Zara Nicholson, IOL (Cape Town), November 30, 2007
Perpetrators of sexual abuse against children are as young as nine years old and there has also been an increase in the past year of younger victims of sexual and other forms of abuse, according to two of Cape Town’s organisations.
Synnov Skorge, director of the Sarah Baartman Centre for Women and Children near Manenberg, said they had seen an increase in the number of younger children being sexually abused with a “large number” of victims under five years old.
“The behavioural problems are frightening when you start seeing young children showing signs of depression, sleep and eating disorders. We are dealing with very, very traumatised children,” she said.
‘The behavioural problems are frightening . . .’
Skorge said their centre had also seen a 30 percent increase in the past year of women coming to their shelter while the number of women seeking legal advice had doubled to 420 this year.
She said in the past year their centre alone had seen 253 women about different forms of abuse.
“We have also seen an increase in abuse related to drugs, not saying that it is a cause but where it has definitely been a factor,” she said.
She said in the past year it had become obvious that drugs, and especially tik, played a part in various forms of domestic abuse.
Skorge said the link between drugs and sexual and other forms of abuse had become clear in the past year with tik being used in many houses where these incidents occurred, mostly by perpetrators but also by victims, to cope with the effects of the abuse.
‘There is a huge problem for women around assistance from police . . .’
She said there had also been an increase in boys who were addicted to tik abusing their mothers.
Skorge added that it was a well-known fact that in most instances the perpetrator was known to the victim, but said a “frightening” increase was the growing number of young perpetrators.
She said in one case a child of only nine years old had sexually abused other children.
Skorge said women were also facing “huge problems” with getting help.
“There is a huge problem for women around assistance from police and there aren’t enough services and shelters available for them. Also, the justice system needs to be improved drastically so that women have a more positive experience with it and, on the other hand, perpetrators need to pay. The impression we are getting is that they are getting away with murder—and that is exactly what men are getting away with,” she said.
Nazma Hendricks, counselling co-ordinator at the Rape Crisis Cape Town Centre in Athlone, said they had also seen a trend towards younger rape survivors in the last two years.
She said that 70 to 80 percent of the time the perpetrator was known to the victim and the relationships were often very intimate. She said the abuse of children by fathers or stepfathers was increasing as well as women suffering sexual and other kinds of abuse from their partners.
Hendricks said the centre had become very busy in the past year.
Last year they saw an average of 12 new clients a month; this year they were seeing 20 a month.
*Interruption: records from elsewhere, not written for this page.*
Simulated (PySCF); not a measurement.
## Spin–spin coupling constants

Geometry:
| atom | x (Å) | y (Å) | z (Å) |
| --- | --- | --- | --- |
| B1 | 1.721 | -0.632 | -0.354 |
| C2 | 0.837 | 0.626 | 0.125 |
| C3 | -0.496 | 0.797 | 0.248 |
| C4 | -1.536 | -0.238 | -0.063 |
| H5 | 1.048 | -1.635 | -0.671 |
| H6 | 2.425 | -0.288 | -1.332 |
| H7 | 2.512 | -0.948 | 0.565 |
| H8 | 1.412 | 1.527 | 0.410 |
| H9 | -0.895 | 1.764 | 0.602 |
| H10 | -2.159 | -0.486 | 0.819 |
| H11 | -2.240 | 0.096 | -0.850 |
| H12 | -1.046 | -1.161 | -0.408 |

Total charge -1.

She said that although the increase was not a good sign, it showed that survivors were “taking their power back” with more of them coming in for counselling.
# The Sarah Baartman Centre for Women and Children, along with the 14 organisations it is affiliated with, was due to stage a protest along Klipfontein Road on Friday morning calling for proper implementation of legislation relating to the abuse of women and children.
# Rape Crisis Cape Town is also currently touring rural towns with its campaign called Stop the Bus, where it is offering workshops and networking opportunities related to rape and sexual violence as part of the 16 Days of Activism Against Women and Child Abuse.